The CCPA has long argued that Flaherty puts too much emphasis on balancing the budget and debt reduction, and that his policies will only mean continued slow growth for Canada.

“Canadians are being shoved down a hurried path to surplus, by cutting services even as revenues rise as a share of the economy,” Macdonald writes in his blog.

The think-tank says its approach will also bring about a balanced budget one year later than the federal plan.

Flaherty has historically rejected the CCPA’s budget proposals and that’s unlikely to change this year.

But, on Sunday, he took aim at some of his sharpest critics, telling CTV in an interview the budget is “all about the economy and jobs.”

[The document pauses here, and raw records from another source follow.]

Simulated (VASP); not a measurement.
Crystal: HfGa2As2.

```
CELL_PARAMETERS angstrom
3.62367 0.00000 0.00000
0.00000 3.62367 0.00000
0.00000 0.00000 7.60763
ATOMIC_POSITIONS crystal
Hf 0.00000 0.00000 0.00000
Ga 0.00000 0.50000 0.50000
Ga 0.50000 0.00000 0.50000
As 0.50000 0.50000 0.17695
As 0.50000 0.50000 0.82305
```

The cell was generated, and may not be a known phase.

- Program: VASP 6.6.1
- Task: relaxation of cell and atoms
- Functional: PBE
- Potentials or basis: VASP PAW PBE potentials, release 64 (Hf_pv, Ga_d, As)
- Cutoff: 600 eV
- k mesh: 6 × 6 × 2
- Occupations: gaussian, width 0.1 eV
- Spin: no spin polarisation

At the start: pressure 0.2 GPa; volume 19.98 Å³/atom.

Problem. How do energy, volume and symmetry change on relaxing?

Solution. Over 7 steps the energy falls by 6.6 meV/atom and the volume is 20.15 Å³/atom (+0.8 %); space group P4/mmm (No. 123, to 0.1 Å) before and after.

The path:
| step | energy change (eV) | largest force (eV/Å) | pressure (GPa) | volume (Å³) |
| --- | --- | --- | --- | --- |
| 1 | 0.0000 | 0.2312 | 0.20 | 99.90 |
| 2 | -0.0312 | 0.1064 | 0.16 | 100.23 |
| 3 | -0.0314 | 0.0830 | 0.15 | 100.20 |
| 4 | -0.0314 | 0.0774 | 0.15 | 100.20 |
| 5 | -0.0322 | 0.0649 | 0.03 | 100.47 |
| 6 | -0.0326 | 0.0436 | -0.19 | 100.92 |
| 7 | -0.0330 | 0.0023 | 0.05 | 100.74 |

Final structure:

“We will be investing, and we will be ensuring that we move forward on the economic front, not just balance the budget,” he said.

Flaherty has been deliberately short on details, but has said the budget will include funding for major infrastructure projects, including bridges, sewers and transit.

He’s also promised help for young people looking to get into a difficult labour market.

The most-recent job numbers supplied by Statistics Canada saw a dip in the unemployment to 7 per cent in January. But for young people finding work remains tricky. The unemployment rate for Canadians between 15 and 24 years is 13.9 per cent.

Flaherty has said the government remains on track to balance the books by 2015.